There's a lot of guff on this thread. Here is my two cents worth -
1. The opinion has been stated that indicators must be worthless because you can get them for free; why would anyone let you know what they were for free if they worked? I suggest you read "Way of the Turtle" by Curtis Faith. In it, he details how a class of 20 students were taught a precise way to trade, which was unambiguous and unequivocal. When let loose in the markets, only 20-50 pct of these students actually followed the very clear rules given them, which would have made them a fortune. In other words, you could tell 1,000 people a profitable trading strategy for free and the majority would just ignore it anyway.

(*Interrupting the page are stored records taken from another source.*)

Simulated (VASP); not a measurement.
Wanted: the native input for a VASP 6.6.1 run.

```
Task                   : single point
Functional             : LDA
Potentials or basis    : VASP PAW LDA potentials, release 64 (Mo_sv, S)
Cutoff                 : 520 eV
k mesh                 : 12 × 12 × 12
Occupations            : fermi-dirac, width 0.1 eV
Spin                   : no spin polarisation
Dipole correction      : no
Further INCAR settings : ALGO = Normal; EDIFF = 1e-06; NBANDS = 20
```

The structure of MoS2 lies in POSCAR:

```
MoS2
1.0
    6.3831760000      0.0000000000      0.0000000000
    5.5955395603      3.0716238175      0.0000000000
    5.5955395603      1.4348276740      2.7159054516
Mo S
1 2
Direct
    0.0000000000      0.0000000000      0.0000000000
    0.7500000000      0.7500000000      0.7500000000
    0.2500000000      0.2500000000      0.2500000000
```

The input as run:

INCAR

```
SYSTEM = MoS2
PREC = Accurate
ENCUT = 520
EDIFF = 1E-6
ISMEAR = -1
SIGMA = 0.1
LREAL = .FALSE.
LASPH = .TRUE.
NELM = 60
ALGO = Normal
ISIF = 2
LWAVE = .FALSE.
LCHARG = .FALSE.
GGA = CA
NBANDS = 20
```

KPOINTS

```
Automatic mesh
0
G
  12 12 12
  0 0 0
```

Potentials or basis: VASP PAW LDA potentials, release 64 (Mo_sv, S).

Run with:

2. How can you possibly know the value of an indicator without determining your exit strategy beforehand? Most trades will be in the money at some point and out of the money at another - how you get out of the trade determines the value of the indicator. In "Trade your way to Financial Freedom", Van Tharp details how a random entry system can make money, using suitable exit criteria.. these revolve more around money management than anything else.
I find entry a small part of the trade - knowing what to do if the trade starts to move in your favour is more challenging.. trailing stop loss? targeted profit point? combination of the two? For this reason, I believe it's impossible to "prove" indicators are worthless, any more than any statistic is worthless (e.g. GDP growth last year was +3pct, now it's -1pct - is GDP as a figure worthless??)